Let's look at the distribution of trip durations for Annual members and short-term pass holders:
trips['minutes'] = trips.tripduration / 60
trips.groupby('usertype')['minutes'].hist(bins=np.arange(61), alpha=0.5, normed=True);
plt.xlabel('Duration (minutes)')
plt.ylabel('relative frequency')
plt.title('Trip Durations')
plt.text(34, 0.09, "Free Trips\n\nAdditional Fee", ha='right',
size=18, rotation=90, alpha=0.5, color='red')
plt.legend(['Annual Members', 'Short-term Pass'])
plt.axvline(30, linestyle='--', color='red', alpha=0.3);
Here I have added a red dashed line separating the free rides (left) from the rides which incur a usage fee (right). It seems that annual users are much more savvy to the system rules: only a small tail of the trip distribution lies beyond 30 minutes. Around one in four Day Pass Rides, on the other hand, are longer than the half hour limit and incur additional fees. My hunch is that these day pass users aren't fully aware of this pricing structure ("I paid for the day, right?") and likely walk away unhappy with the experience.
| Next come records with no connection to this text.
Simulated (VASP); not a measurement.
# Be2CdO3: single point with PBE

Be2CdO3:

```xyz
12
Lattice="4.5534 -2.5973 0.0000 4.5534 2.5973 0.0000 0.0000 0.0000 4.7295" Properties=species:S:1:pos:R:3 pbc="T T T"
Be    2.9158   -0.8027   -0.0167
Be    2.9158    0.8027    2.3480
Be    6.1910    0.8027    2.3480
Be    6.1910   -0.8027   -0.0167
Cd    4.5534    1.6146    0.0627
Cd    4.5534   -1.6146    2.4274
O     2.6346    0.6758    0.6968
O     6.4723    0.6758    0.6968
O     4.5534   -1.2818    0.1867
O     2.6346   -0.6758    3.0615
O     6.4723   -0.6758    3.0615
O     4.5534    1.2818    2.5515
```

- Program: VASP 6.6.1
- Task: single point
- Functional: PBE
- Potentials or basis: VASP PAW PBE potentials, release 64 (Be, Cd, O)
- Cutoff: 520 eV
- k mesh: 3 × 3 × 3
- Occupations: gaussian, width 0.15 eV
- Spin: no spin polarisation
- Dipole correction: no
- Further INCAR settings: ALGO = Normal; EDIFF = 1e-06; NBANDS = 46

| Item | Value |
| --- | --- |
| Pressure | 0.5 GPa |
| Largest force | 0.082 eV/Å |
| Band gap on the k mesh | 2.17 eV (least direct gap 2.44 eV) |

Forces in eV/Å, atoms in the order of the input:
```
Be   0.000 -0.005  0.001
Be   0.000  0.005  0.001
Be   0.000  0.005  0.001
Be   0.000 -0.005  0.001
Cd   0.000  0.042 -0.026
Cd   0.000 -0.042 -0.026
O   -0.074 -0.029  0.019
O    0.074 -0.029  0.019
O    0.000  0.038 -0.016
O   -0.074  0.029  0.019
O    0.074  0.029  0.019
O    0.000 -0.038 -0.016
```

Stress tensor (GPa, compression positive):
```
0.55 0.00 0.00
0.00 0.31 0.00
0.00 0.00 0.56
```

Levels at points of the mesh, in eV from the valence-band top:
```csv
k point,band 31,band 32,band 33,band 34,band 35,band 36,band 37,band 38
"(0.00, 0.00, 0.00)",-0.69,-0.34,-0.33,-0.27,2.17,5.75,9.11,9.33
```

It's also interesting to look at the distance of the trips. Distances between stations are not included in Pronto's data release, so we need to find them via another source. Let's start by loading the station data – and because some of the trips start and end at Pronto's shop, we'll add this as another "station":
stations = pd.read_csv('2015_station_data.csv')
pronto_shop = dict(id=54, name="Pronto shop",
terminal="Pronto shop",
lat=47.6173156, long=-122.3414776,
dockcount=100, online='10/13/2014')
stations = stations.append(pronto_shop, ignore_index=True)
Now we need to find bicycling distances between pairs of lat/lon coordinates. Fortunately, Google Maps has a distances API that we can use for free.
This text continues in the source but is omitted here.